Saturday, December 15, 2007

A Contrast in Styles? Obama and Giuliani

For a moment I'm going to step out of Primary Mode and share these two contrasting pieces from the New York Times. One speaks to Obama's personality, background, and presence on the world stage. The other speaks of Giuliani's way of doing business.
On one hand we have a man whose own life story and background is unlike any other in the political field. He has an understanding of the world that is influenced by time spent in schools in Indonesia, Muslim relatives, and family in Kenya. Besides that, he has brown skin. Some might hold all this against him. But think about how differently he will be perceived by the broader world?
The question posed to Barack Obama concerned whether he was tough enough to be a world leader. His answer is yes. But listen to his definition of what it means to be tough enough:

“What I’ve always found is people who talk about how tough they are aren’t the tough ones. I’m less interested in beating my chest and rattling my saber and more in making decisions that build a safer and more secure world.”
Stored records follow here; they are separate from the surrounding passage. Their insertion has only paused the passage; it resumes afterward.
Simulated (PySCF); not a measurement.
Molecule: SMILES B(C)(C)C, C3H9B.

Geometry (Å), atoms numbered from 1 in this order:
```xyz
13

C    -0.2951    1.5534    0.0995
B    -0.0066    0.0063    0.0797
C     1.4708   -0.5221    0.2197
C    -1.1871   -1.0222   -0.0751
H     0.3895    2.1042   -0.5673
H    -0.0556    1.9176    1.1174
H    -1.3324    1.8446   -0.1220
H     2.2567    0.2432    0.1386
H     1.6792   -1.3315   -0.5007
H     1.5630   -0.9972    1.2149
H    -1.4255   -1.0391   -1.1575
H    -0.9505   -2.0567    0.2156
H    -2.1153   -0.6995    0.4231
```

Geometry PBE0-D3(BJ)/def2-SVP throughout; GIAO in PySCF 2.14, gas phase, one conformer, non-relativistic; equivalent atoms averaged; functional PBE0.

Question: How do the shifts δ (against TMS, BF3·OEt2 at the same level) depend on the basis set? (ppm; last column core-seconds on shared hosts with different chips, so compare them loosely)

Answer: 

Our current president likes to show off his Texas swagger and swing his big stick. But look at the world in which we're living. We're at war in two places. Latin America is running from us and embracing a megalomaniac. Russia is going back to Cold War status. But George and Dick sure sound tough.
Rudy Giuliani, is much closer in style to the current denizens of the White House. His style is brash and even brazen. He's kind of like the cop who shoots first and asks questions later. It was his MO as a prosecutor and then as mayor. He was known as the Crime Buster (Elliot Ness incarnate). It is a style that supposedly gets things done -- but it also tends to alienate people.

On a frosty January day in 1989, with his first mayoral race looming, Mr. Giuliani assembled his staff in the library at the United States attorney’s office and offered a goodbye salute. The once-chubby prosecutor now was almost gaunt, a thinning shock of dark hair combed across his scalp.
Look, he said, here’s what I have to say about my time here. We may have made our mistakes along the way, but I don’t think we ever made mistakes for the wrong reason.

Mr. Giuliani has held tight to that image, the jaunty chieftain and his legal warriors, many of whom have remained admirers and, in some cases advisers. But those who battled him remember most of all his near-overwhelming moral certitude.

It still troubles some.

“The public wants to see tough prosecutors, but being tough is not always best,” said Mr. McDonald, the former prosecutor who led the Organized Crime Strike Force. “If you’re always concerned with looking tough, you’re not always looking to be fair. I wonder about that balance.”

Whether or not these will be the choices we see before us come November 2008, these are contrasts in style. Personally, I'd rather choose Obama and trust his "softer" form of toughness, over Rudy's knock his lights out form.
Does one have to "look tough" to be tough? If so, then let's bring back Edward G. Robinson. He sure looked tough! Or, can there be a "velvet gloved" toughness that enages people with respect and with honor?
Hat tip to Jesus Creed for the references.

1 comment:

Drew said...

There is a toughness that we tend to associate with absolute and unwavering adherence to policy even if that policy goes against evidence that would not support it. It's the heroic image of one who does not negotiate or waver.

But we seem to have associated negotiation, flexibility, and compromise as somehow weak. This is so strange considering that our very system of government needs the latter to work.

So something or someone needs to change the image of the hero for us.